US patents could become harder to obtain if a Supreme Court ruling into a car accelerator dispute decides to overturn a 40-year approach to deciding patent viability.
The Court heard arguments in the case yesterday, with technology giants Microsoft and Cisco supporting a change to the current rules.
The case involves a patent on "gas pedals" for vehicles, and the Supreme Court is examining how lower courts arrive at a decision that an invention was obvious, and therefore not patentable. In the case, Teleflex and Technology Holding, holders of the electronic gas pedal patent, sued KSR International for infringement, but KSR argued that the courts should invalidate the invention for obviousness.
After oral arguments yesterday, some patent lawyers said they expected the Supreme Court to overturn a four-decade-old approach to deciding obviousness - often called the teaching-suggestion-motivation test. The US Court of Appeals for the Federal Circuit has used this test, saying that there must be some proven teaching, suggestion or motivation to lead a person of ordinary skill to combine "prior art" products into a new invention for that invention to be declared obvious.
Other patent lawyers think the Supreme Court will stick with the accepted wisdom. The court last acted on the obvious standard in a 1966 ruling. One IP lawyer, Paul Andre of Perkins Coie aruged: "If the Supreme Court wanted to do it, they'd have changed it by now."
If the Supreme Court does throw out the motivation test, all current patents could be suspect, said Andre. It could mean fewer patent infringement cases brought by patent holders, because they would fear that courts would rule their patents invalid, he said. "The alleged infringer would have an easier time challenging a patent," he added.
During the session, Justices asked several questions about the obviousness standard, with Chief Justice John Roberts suggesting courts needed more flexibility to determine obviousness. The court will likely require the Federal Circuit to come up with a new standard, said Sharon Barner, an intellectual property lawyer with Foley and Lardner..

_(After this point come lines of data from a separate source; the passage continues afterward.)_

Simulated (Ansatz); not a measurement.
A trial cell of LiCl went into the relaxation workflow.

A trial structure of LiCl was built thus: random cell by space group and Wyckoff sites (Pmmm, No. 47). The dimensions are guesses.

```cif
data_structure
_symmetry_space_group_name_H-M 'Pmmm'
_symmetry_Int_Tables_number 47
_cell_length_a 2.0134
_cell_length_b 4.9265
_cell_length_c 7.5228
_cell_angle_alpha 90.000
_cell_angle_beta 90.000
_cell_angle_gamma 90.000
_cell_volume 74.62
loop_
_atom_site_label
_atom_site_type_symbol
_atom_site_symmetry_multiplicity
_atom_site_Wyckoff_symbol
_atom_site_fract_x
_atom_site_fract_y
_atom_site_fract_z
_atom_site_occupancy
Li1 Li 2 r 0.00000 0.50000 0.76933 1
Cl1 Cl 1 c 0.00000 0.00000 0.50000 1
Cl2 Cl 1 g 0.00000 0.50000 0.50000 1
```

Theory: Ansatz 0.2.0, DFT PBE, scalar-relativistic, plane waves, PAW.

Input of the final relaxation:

Cisco and Microsoft, joined by three other companies, filed a brief in the case saying the motivation standard makes it too hard to prove obviousness, leading to bad patents. The software giants said they had been sued for "allegedly infringing dozens of questionable patents".
The motivation test "establishes too lenient a standard for patentability, and it has had a stifling effect on true innovation because it encumbers ideas well beyond the limits imposed by Congress for patentable inventions," they argued in a brief.
But a group of patent lawyers filed a brief opposing a change in the law, saying a change in the obviousness standard could make it difficult to get a patent on any invention that combines old products. The current standard is established and well-thought, wrote lawyers for the American Intellectual Property Law Association.
Without the motivation test, there's no standard to determine obviousness, said Ronald Riley, president of the Professional Inventors Alliance, in an interview. "Things are often obvious in hindsight when they weren't that obvious."